Recently a lady told me that she was trying to gather information from folks who may remember what it was like before the war, during the war and after it was over.
It put me to thinking about it. I was only 11 years old when it started but certainly have vivid memories of that time. Our family consisted of daddy and mother..my older sister Ione, who was 21 at the time...my brother Charles was 17 and my little sister JoAnn who was almost 3 years old.
Ione was engaged to a young man,Weldon Marr. They married on December 7, 1941. There was rumors of a war but they were unaware of the bombing of Pearl Harbor until the next day. News traveled slowly in those days.
Our lives changed a lot after Pearl Harbor. Weldon was drafted soon after..my brother was still in high school but upon graduation he went to Washington and worked at Puget Sound Naval Yard. Our family was suddenly smaller. American's found ourselves living a completely different life. Suddenly so many things were rationed. People were issued stamps to buy a limited amount of gas..Daddy had a grocery store and this enabled him to have T sticker as he needed to drive more. I did not know Leland at the time but he said he had an A sticker which allowed him to buy the whopping amount of 4 gallons a week..These stickers were put on the windshield and the stamps you were issued matched the amount of gas you could buy. Farmer's had an R sticker..fuel used for this were only to be used for non highway equipment. Certain foods were rationed such as coffee, sugar, cheese and etc. Tires were rationed. They quit making cars in 1942 except perhaps a few that may have been used for staff cars and etc.
Clothing was on the list too..we were allowed two pairs of shoes per person per family a year and nylon hose were no longer on the shelves.
People were very patriotic too..In almost every business you would see patriotic signs and banners promoting our military..You would see a large V for Victory..we had to win this war. I remember having a pin that I wore..It was a red V had three dots and a dash either beside or under..three dots and a dash..morse code for Victory.
Young boy's that had never been far from home, some right after high school found themselves being trained for a war that would change their lives forever and their families. Some went into the infantry and fought sometime hand to hand with the enemy..other's that had never even been in an airplane learned to fly huge planes, bomb an enemy target and land on moving aircraft carriers.
Families with son's or daughter's in service were given small banners to hang in their windows..these banners had a blue star for each member in service and if one was killed then one blue star was changed to gold.
Leland had 4 brother's in service. One brother, Alton, was wounded in Normandy and one brother Loyd, was killed. His mom had to have a blue star turned to gold. My brother was on an aircraft carrier and a few months after Leland's brother died Charles was killed when a Japanese kamikize plane flew into the ship. The ship was so badly damaged that it 'limped' back to the State's..It went to Puget Sound Naval Yard for repairs before going back out into battle...The same place Charles had worked before going into the Navy..I still miss my brother and wonder at times just what would his life been like and if we would have had his children to love as we do the other's.
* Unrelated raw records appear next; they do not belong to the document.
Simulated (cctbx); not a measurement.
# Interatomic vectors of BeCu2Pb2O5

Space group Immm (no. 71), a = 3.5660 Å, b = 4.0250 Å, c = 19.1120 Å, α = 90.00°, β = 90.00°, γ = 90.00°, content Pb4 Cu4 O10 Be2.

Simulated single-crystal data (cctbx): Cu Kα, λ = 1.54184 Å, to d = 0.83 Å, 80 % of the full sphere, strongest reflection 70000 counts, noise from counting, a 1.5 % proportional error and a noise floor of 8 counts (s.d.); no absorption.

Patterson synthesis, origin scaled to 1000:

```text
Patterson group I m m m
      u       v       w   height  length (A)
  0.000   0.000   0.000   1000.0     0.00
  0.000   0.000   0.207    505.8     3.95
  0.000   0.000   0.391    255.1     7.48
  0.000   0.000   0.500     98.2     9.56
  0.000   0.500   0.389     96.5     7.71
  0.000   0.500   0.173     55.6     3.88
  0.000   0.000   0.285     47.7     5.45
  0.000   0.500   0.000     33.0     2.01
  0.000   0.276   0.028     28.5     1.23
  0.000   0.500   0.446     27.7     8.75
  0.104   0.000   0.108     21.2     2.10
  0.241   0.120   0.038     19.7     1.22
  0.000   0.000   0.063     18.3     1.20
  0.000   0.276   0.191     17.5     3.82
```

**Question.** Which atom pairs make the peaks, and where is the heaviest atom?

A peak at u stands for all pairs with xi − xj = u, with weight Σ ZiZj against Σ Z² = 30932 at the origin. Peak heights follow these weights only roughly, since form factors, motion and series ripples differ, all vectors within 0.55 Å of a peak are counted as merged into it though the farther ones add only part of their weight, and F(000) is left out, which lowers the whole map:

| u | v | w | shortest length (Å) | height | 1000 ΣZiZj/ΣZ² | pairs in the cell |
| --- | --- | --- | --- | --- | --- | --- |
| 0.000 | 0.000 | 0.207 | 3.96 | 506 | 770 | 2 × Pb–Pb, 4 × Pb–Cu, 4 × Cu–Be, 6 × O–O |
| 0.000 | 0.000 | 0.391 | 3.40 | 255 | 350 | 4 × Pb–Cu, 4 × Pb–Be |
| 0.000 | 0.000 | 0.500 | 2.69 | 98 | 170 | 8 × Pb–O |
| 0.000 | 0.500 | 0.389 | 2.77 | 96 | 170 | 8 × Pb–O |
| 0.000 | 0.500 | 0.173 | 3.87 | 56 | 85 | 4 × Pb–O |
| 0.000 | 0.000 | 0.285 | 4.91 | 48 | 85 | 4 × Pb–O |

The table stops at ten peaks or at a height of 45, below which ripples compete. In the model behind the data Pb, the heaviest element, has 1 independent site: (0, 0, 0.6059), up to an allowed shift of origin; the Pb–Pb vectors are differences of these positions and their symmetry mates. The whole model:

When the war was over and the one's that survived not only the battles but those that spent years in prison camps finally came home their lives had changed..they went away young and carefree and came home happy that it was over but tired and with memories of killed, wounded buddies that they would remember the rest of their lives.
If you live in or around Grayson county, in Fairview park there is a memorial with the names of all the men killed in our county alone...Too many gold stars hung in the windows of these families.
I guess we all know that FREEDOM is not Free..
Jesus tells us in Matthew that there will be wars and rumers of wars ..certainly we see that everyday of our lives.